Africa: Square Kilometre Array Partner Countries Meet

Ministers from African member countries of the Square Kilometre Array (SKA) mega project met in Pretoria on Wednesday to discuss future cooperation in radio astronomy.

The meeting was also an opportunity for South Africa's Science and Technology Minister Naledi Pandor to appraise her counterparts from Mozambique, Madagascar, Zambia, Mauritius, Kenya, Ghana, Namibia and Botswana on the developments of the SKA project, which is co-hosted by South Africa.

Minister Pandor said construction of the world's largest radio telescope will take place in two phases.

In Phase 1, about 200 parabolic antennas will be erected in South Africa, while Australia - the other host country - will have more than 100 000 dipole antennas, which resemble television aerials. A parabolic antenna is an antenna that uses a parabolic reflector, a curved surface with the cross-sectional shape of a parabola to direct radio waves.

In Phase 2, array will extend into other African countries, with the Australian component also being expanded.

"We are confident that the construction of the SKA will start in 2018 and it is predicted that early science observations will be made in 2020," she said.

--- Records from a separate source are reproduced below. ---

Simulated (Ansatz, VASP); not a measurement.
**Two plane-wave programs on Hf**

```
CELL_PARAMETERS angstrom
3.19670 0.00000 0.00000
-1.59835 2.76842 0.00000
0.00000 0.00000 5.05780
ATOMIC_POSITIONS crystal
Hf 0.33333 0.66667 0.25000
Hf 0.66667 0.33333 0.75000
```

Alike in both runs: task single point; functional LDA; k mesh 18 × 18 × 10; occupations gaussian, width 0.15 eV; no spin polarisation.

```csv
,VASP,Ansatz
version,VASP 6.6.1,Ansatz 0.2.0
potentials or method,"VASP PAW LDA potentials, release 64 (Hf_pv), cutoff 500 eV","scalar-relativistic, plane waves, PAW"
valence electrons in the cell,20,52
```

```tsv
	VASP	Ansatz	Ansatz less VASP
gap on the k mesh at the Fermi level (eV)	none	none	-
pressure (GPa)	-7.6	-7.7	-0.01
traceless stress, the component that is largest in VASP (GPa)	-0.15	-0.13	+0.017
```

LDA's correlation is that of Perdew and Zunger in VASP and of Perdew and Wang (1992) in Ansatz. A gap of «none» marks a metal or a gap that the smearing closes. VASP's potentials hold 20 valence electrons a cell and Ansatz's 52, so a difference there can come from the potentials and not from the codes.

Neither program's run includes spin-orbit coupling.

Minister Pandor congratulated the SKA South Africa team for the on-going construction of the antennas for the MeerKAT telescope, the 64-dish precursor telescope, which will be integrated into the SKA.

Minister Pandor said 32 dishes will be commissioned by 2016, with the full array ready by the middle of 2017.

"We are thrilled that the investment made by the South African government in science is beginning to attract international investment from institutions of the calibre of Germany's Max Planck Society, which has committed 11 million to build S-Band receivers - used primarily for pulsar research - and fund all the necessary ancillary equipment for the MeerKAT.

"We hope that through human capital development, innovation, value addition and industrialisation in alignment with STISA [Science, Technology & Innovation Strategy for Africa], we will be able to uplift large sections of Africa's people," the Minister said.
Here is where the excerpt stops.